Our response to Janet Ranganathan’s critique of E-liability on the WRI Insights Blog

Dear Friends,

The website of the WRI, the nonprofit parent entity of the GHG Protocol, recently posted a Critique of E-liability carbon accounting, a method we introduced in a November 2021 Harvard Business Review article. The E-liability algorithm uses fundamental accounting principles to provide a rigorous yet practical way for measuring corporate supply-chain emissions, those labelled as Scope 2 and upstream Scope 3 by the GHG Protocol. Some of you have asked us to issue a response to the Critique. Below is our brief response.

The Critique contained a few errors or misattributions about E-liability that we have addressed in a short technical appendix at this link. More importantly, it is worth emphasising that the GHG Protocol and the E-liability algorithm do share a common mission, which is to inform organizations and society on GHG emissions from various economic activities. We agree with the Critique’s argument that the Protocol and E-liability have different approaches to accomplish that shared mission. The key difference is, as the Critique acknowledges, that the GHG Protocol was designed as a voluntary mechanism. This was suitable to a world with no or few carbon reporting regulations, to perhaps bring visibility to some politically sensitive companies and industries. In contrast, the E-liability method is designed to operate as a systemic solution, which scales iteratively as more jurisdictions move toward mandating carbon reporting above a given materiality threshold (whether to better inform capital markets or to enable carbon border assessments). In this context, the E-liability method will, over time, both be more socially efficient and generate more accurate information, at the product, transaction, and entity levels, to drive decarbonisation.

The Critique states: “Ideally all companies would collect and share primary data. The challenges to this are multiple, especially in voluntary systems. Supply chains can have thousands of suppliers and components. Suppliers may be unwilling to share proprietary primary data.” This problem is exactly why we introduced E-liability carbon accounting.

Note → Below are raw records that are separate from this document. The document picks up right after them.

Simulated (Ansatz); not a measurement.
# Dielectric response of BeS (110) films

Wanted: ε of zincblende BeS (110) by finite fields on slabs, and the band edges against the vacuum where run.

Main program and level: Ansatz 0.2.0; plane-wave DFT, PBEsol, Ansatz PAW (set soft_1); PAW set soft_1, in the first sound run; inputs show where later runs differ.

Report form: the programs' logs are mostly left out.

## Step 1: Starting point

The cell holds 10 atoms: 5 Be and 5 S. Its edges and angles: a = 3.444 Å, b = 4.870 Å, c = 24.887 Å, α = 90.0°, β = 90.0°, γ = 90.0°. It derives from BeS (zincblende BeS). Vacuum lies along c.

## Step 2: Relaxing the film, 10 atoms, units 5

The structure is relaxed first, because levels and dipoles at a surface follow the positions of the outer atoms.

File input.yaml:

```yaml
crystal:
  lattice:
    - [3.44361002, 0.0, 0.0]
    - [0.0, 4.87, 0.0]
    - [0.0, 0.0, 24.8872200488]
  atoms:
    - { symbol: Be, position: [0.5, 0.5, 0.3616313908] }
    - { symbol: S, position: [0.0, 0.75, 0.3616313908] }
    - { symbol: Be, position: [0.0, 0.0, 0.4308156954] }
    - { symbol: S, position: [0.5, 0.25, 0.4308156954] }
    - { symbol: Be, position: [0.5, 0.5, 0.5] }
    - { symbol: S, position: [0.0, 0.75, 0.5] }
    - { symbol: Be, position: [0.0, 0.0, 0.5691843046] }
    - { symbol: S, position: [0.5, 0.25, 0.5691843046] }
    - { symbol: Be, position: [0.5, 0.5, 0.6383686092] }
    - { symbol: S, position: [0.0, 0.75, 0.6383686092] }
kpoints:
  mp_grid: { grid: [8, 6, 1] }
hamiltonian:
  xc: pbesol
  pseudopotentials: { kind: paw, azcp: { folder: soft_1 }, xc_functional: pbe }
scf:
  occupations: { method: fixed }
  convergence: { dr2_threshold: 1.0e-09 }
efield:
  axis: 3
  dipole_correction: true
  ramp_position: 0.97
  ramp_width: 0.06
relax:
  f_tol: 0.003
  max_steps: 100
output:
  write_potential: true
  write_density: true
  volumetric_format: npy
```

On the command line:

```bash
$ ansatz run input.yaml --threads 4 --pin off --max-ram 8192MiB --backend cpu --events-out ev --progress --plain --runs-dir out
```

The GHG Protocol’s Scope 2 and Scope 3 standards have adopting companies searching distantly backwards, and forwards, in their complex value-chains for emissions information, a practically impossible task. As a result, adopting companies must resort to guesstimates and using industry- or regional-average emissions factors. Moreover, this process is inherently redundant, as each adopting company in a value chain ends up trying to estimate similar information. In contrast, under the E-liability carbon accounting system, companies measure their cradle-to-gate emissions with information only from their own direct emissions and from immediate (Tier 1) suppliers, with whom they already have a market-based relationship. Each company, in an E-liability accounting regime, can use secure and private information technology to post both the carbon content of their output products and the assurance documents, from independent auditors, to attest that the posted information “fairly represents” the product’s embedded emissions. With E-liability’s simple and secure reporting of the carbon content in the products being transferred between supplier and customer, all downstream companies have access to accurate information about the specific emissions embedded in products and services they purchase.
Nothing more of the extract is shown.